There are over 500 schools that take the Common Application as well as hundreds of other schools to consider. Many applicants start off with a wish list of about 30 schools, but it is neither advisable nor necessary to apply to more than about a dozen colleges and universities, assuming that you have selected a range that are reaches, reasonable or likely to be safe choices. Don’t apply to schools that are so far out of your reach that you are wasting your time, but don’t sell yourself short, either. Just make sure that you are being realistic. Also, it is a good idea to consult with your parents: Will they allow you to travel all the way across the country? Do they object to any of your choices? Make sure that if you get in, there are no obstacles to going to any of these schools.
Once you have your list, the questions turn to the various decision plans. If you have a dream school and you know that you would go there if accepted, then you may consider applying early. That can be done through Early Decision, Early Action, or completing an application for a Rolling Decision school as early as September. If you are not sure, then you may want to apply Regular Decision.
There has been a trend among schools to accept a significant percentage of their applicants early. Some of the schools will consider your early application and decide that they want to see how you do in high school during the first semester. They will then defer their decision about you until March or April. Other schools will either accept or reject you as early as December. No matter what early option you take, it is essential to prepare all of your applications, even for the regular decision schools, in a timely manner so that you can have everything ready to go in November or December. Some high schools expect that you will adhere to their timelines so that the guidance department and the teachers who are writing recommendations will have enough time to do their parts.
Here are the options:
Early Decision: If you have a dream school to which you have a reasonable chance of being accepted, you may apply Early Decision. The deadlines for early decision are generally in October or November, and you will hear from the school in early to mid-December. More and more schools are accepting students early for a variety of reasons, and that puts the pressure on applicants who feel that their chances of being accepted are better if they show a definite interest in attending only one school. If you are accepted Early Decision, you MUST accept the school (unless the financial aid package is inadequate). You may also apply to Early Action schools at the same time, and you may apply Regular Decision to other schools, but you must withdraw all other applications if you are accepted Early Decision. Sometimes there are two deadlines, approximately a month or two apart.
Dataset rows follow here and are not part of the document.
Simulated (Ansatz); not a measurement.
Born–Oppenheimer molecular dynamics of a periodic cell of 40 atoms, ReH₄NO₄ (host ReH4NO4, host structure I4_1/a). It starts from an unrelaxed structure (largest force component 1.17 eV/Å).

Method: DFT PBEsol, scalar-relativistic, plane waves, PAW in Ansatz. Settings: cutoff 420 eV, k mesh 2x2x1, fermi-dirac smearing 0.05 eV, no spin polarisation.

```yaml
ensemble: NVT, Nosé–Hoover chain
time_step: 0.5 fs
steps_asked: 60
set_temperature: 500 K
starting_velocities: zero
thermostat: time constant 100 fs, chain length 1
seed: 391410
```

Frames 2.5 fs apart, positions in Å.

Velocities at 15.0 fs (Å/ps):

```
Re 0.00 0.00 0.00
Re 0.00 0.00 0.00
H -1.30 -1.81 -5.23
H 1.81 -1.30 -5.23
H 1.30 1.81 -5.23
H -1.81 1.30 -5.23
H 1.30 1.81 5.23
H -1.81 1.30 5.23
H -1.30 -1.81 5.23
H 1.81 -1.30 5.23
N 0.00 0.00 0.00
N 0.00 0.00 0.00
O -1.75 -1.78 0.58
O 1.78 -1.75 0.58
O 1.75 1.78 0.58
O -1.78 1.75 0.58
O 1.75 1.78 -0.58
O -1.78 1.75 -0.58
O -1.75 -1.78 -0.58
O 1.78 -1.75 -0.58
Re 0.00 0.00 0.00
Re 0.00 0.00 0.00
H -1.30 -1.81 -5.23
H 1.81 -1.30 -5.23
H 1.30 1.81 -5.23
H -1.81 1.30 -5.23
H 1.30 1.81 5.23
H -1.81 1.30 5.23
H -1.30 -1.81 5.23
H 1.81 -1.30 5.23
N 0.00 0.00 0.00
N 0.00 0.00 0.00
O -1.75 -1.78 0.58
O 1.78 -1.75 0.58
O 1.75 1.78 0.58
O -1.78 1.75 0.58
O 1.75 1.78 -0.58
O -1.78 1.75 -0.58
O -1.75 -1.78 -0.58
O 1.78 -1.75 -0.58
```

Early Action: If you apply Early Action, and you are accepted, the decision is binding to the school but not to you. You may still apply to other schools Early Action and Early Decision as well as Regular.
Single Choice Early Action is non-binding; applicants will find out whether they are accepted sometime before the holiday break, but you may not apply to any other school ED or EA. You can still apply Regular Decision to other schools even if you are admitted.
Restricted Early Action (REA on the CA4): A small number of schools have a plan with specific requirements that you must fulfill if you use this plan. Check with the individual schools.
Rolling Admissions: Schools that have rolling admissions view their applications on a first-come, first-served basis until they have filled their class. So if you apply in September, you will hear from the school some time in the fall, and you have the option of accepting of continuing to “shop.”
You may also see references to “Priority Admission.” Schools that offer applications on a rolling basis will post a priority date. Applications received by the priority date are reviewed first and given an admissions decision before other applicants. Also, some schools will then evaluate those candidates for earlier consideration for scholarships.
Regular: Applications are generally due between December 15 and March 15, most commonly January 1 (keeping in mind that high schools are closed for a winter break and will most likely require that you have all of your materials ready beforehand).
Keep in mind that your counselors and your teachers will be writing recommendations, and that they need time to do so at least a month before the deadline. Also, you will need to plan your SAT/ACT testing so that the scores will be sent to the schools in plenty of time.